We are pleased to present FLAGGED, a project by Billy Apple® and Tāme Iti, from 8 -12 October. Both artists will attend a function at the gallery on Thursday 10 October from 5.30pm.

FLAGGED is part of a new series of short-run exhibitions presented by Starkwhite that will feature periodically in the gallery schedule, providing artists with shorter exhibition periods for high-concept projects and ‘less-is-more’ presentations. It follows other short-run run shows by Martin Basher in February and Clinton Watkins in September 2019.

This high concept project brings together Apple’s and Iti’s works involving two New Zealand flags each marking milestones in our histories. It follows on from their recent collaboration titled Ruatoki where they installed site-specific works in the small Bay of Plenty settlement of Ruatoki located in the foothills of Te Urewera, the sovereign territory of Ngāi Tūhoe who in 2014 settled with the Crown over brutal late 19th century land confiscations by the New Zealand Government. It is home to Tūhoe artist Tāme Iti who is well known for both his activist roles and his art practice.

Their narratives of Ruatoki are both personal and shared. Apple has deep family links to Ruatoki having intermittently spent much of his early childhood and teens there in the care of his aunt and uncle, Edna and James Te Mautaranui Merritt who was Bay of Plenty commissioner of Native Affairs, later known as Māori Affairs, and where he formed a friendship with Arnold Manaaki Wilson, one of New Zealand’s pioneering contemporary Māori artists. Apple’s contribution to the Ruatoki project was at the invitation of kaumātua Tāme Iti presented in the wharenui, Te Ranimoaho on the Te Rewarewa Pā effectively adding a new function as gallery to its traditional spiritual role; and Iti’s contribution was a compelling Augmented Reality work with layered audio, visual and real time elements that downloaded onto your phone as you walked along experiencing the infamous ‘Line of Confiscation’. The Ruatoki project was coordinated by James McCarthy. To access a remote view click here.

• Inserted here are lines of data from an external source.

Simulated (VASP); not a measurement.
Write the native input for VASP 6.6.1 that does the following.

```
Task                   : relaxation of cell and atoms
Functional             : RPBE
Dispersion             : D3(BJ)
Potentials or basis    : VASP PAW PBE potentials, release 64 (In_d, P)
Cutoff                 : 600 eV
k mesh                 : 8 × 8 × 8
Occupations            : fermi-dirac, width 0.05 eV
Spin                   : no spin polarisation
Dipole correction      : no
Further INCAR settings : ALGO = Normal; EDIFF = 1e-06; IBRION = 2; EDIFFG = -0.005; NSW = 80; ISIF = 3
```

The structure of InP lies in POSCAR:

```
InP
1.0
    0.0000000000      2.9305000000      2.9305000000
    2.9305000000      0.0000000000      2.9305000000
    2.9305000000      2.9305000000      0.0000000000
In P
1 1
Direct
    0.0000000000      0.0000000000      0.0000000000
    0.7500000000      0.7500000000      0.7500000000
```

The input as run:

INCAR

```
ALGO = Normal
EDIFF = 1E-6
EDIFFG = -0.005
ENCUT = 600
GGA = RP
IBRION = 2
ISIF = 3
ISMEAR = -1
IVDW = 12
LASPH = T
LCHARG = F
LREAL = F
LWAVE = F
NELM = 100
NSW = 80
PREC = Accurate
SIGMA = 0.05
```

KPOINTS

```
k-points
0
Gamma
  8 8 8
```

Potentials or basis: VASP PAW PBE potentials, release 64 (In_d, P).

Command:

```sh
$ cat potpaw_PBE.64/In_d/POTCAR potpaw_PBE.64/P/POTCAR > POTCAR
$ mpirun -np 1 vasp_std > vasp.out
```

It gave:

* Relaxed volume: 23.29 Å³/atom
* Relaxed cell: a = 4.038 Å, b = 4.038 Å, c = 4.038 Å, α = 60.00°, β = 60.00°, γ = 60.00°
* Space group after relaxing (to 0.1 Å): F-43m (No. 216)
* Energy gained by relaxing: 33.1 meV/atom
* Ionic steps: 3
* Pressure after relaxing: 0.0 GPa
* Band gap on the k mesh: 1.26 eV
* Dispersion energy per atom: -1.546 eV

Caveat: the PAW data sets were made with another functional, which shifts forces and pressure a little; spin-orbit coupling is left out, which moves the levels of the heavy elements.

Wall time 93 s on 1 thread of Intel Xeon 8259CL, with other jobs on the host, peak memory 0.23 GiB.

Billy Apple® and Tāme Iti are presenting two flags in this Starkwhite exhibition. Apple’s Study for a New Zealand Flag III, 2019 is hot off the press using newly released Statistics New Zealand’s 2018 census population data of 16.5% Māori/ 83.5% other. His conceptual flag’s composition is determined by the representation of Māori/other population data using the proportions of the golden ratio in tones of 100% black. Apple’s Study for a New Zealand Flag II, 2017 used the 2013 census data of 14.9% Māori. The addition of a third flag in this series is proving to be an interesting gauge of Māori population growth against overall population increases of nearly 500,000 over five years with net migration being the main driver. This reached a peak of over 70,000 in 2017 while the natural increases contribute around 30,000 annually.

Iti’s flag is both cultural artefact and art work operating within the strand of his practice that he describes as the ‘theatre of protest’. On 16 January 2005, during a pōwhiri on the Tauarau Marae to welcome visiting Waitangi Tribunal members, Iti fired a shotgun into the Union Jack on the New Zealand flag. This was reported in the press as a symbolic ‘re-enactment’ of the Crown’s confiscation in the late 19th century of Tūhoe land and the killings and subsequent starvation that ran on into the 20th century. Initially ignored by police, the matter was raised in parliament by Act MP, Stephen Franks and the police subsequently charged Iti who was then convicted with discharging a firearm in a public place. The Court of Appeal over-turned the conviction ruling his action foolhardy rather than harmful.

The first flag in Apple’s series (from 2009 using 2006 census population data of 14% Māori) was the catalyst for the artists’ working relationship and is now in the permanent collection of Auckland Art Gallery Toi o Tāmaki. It sold at auction in 2012 for $10,000, the funds going towards a legal appeal lodged against the 2012 firearms convictions from the controversial 2007 Te Urewera antiterrorism raids. He was sentenced to two and half years in Waikeria Prison but was released after 9 months, described as a model prisoner who spent his time working on his writing and painting.